Designwire Online Exclusive: Rebel Yells
These forward-thinking artists run the gamut in installation art, costume design, found objects on canvas, and papier-mache.
Annie Block, Mark McMenamin, and Meghan Edwards -- Interior Design, 11/1/2008
George Bernard Shaw got it wrong—youth isn’t always wasted on the young. At least it’s not with this quartet of under-40 forward-thinkers. They’re wasting no time putting their marks on the international art scene.
Socialism, feminism, and modernism melt like chocolate in the hands of Swiss sculptor Mai-Thu Perret. The San Francisco Museum of Modern Art goes behind the 32-year-old’s isms with “New Work: Mai-Thu Perret,” her first major solo exhibition in the U.S., running November 21 to March 1, 2009. Visitors should expect to rub shoulders with faceless papier-mâché mannequins, Perret’s handcrafted signature, including 2006’s Sylvania.
Marc Seguin has been called provocative, even subversive. Judge for yourself during Art Basel Miami Beach as Charest-Weinberg Gallery kicks off the 38-year-old painter’s show on December 5. The evidence: “Roadkill,” a series of drawings and paintings affixed with salvaged taxidermic animals, and “Popes,” his paintings (such as Infallibility-Benedictus XVI) based on official Vatican portraits, but rendered mainly in tar and feathers.
Tinged with surrealism and driven by diversity, 34-year-old Houston artist Trenton Doyle Hancock is equally at home designing stylized contemporary costumes and sets for the ballet as he is creating multilayered paintings from collaged paper, plastic, felt, fur, and paint. Catch his latest during his fourth outing at New York’s James Cohan Gallery from November 20 through January 3, 2009.
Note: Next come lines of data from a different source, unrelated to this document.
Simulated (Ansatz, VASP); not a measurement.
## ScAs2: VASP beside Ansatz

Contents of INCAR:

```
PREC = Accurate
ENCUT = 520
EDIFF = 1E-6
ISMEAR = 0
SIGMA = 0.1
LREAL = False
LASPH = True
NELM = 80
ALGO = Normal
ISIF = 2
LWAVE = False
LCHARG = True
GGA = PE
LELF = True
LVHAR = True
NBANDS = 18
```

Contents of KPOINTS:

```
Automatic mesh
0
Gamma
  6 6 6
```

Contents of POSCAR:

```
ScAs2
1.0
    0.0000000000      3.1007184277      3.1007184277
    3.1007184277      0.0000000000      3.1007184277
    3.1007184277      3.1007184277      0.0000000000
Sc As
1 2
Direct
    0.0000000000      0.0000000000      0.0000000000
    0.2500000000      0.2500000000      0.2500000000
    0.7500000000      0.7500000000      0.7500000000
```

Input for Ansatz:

Light bulbs and electrical wires droop precariously into water-filled glass vases in Flood, one of the preconception-challenging, expectation-confounding works of British installationist Michael Cross. It’s among the highlights of “Resting Places Living Things: Designs By Michael Cross,” the 28-year-old’s first solo exhibition in the states, running until February 1, 2009 at the Nelson-Atkins Museum of Art in Kansas City, Missouri.